Axofraniem wrote:
Thanks for all your replies. At the low end of the price range, what are the disadvantages in my case of going with a FHD or similar monitor. From what I understand, the sharpness can't be reproduced because the resolution is lower than that of the mac book pro. Thanks.
Many of Apple's Retina screens had pre-Retina counterparts, and in those cases, Apple doubled the number of pixels in each direction. For instance, 15" MBPs once had 1440x900 pixels (standard) or 1680x1080 pixels (hi-res). Then Retina models came along with 2880x1800 pixels. If you ran them in a Retina mode that sized things "like 1440x900" pixels, there were 4x as many pixels available for drawing a letter shape accurately, or filling in a photo area in detail.

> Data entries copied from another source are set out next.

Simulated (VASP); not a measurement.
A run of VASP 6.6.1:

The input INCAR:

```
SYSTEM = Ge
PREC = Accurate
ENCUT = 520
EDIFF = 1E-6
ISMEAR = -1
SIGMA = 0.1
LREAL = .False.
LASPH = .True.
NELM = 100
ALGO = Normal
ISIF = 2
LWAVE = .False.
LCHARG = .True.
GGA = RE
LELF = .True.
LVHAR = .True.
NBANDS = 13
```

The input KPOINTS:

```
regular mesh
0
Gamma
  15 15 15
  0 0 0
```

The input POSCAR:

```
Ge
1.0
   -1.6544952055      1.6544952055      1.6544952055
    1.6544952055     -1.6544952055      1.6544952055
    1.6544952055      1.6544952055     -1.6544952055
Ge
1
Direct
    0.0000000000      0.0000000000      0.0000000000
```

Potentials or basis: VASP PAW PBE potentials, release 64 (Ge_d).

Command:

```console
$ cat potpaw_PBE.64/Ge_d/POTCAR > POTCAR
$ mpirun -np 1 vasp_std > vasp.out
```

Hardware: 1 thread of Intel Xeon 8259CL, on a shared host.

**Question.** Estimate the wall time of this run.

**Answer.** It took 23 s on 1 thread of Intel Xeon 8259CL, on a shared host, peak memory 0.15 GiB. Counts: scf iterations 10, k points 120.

If you're talking about a 24" 1920x1080, 24" 1920x1200, or 27" 2560x1440 pixel display, those will not have the pixel density needed to get the increased sharpness.
2018 MBPs – 226 to 232 PPI
24" M3 iMac – 218 PPI
24" 1920x1080 (FHD) monitor – 92 PPI
Another thing that may be a factor: macOS used to do sub pixel anti-aliasing to try to make fonts look better on low-PPI displays. I don't think macOS does this any more – so text on a 24" FHD monitor may not look as good under macOS as it once did (even putting the lack of Retina pixel density aside).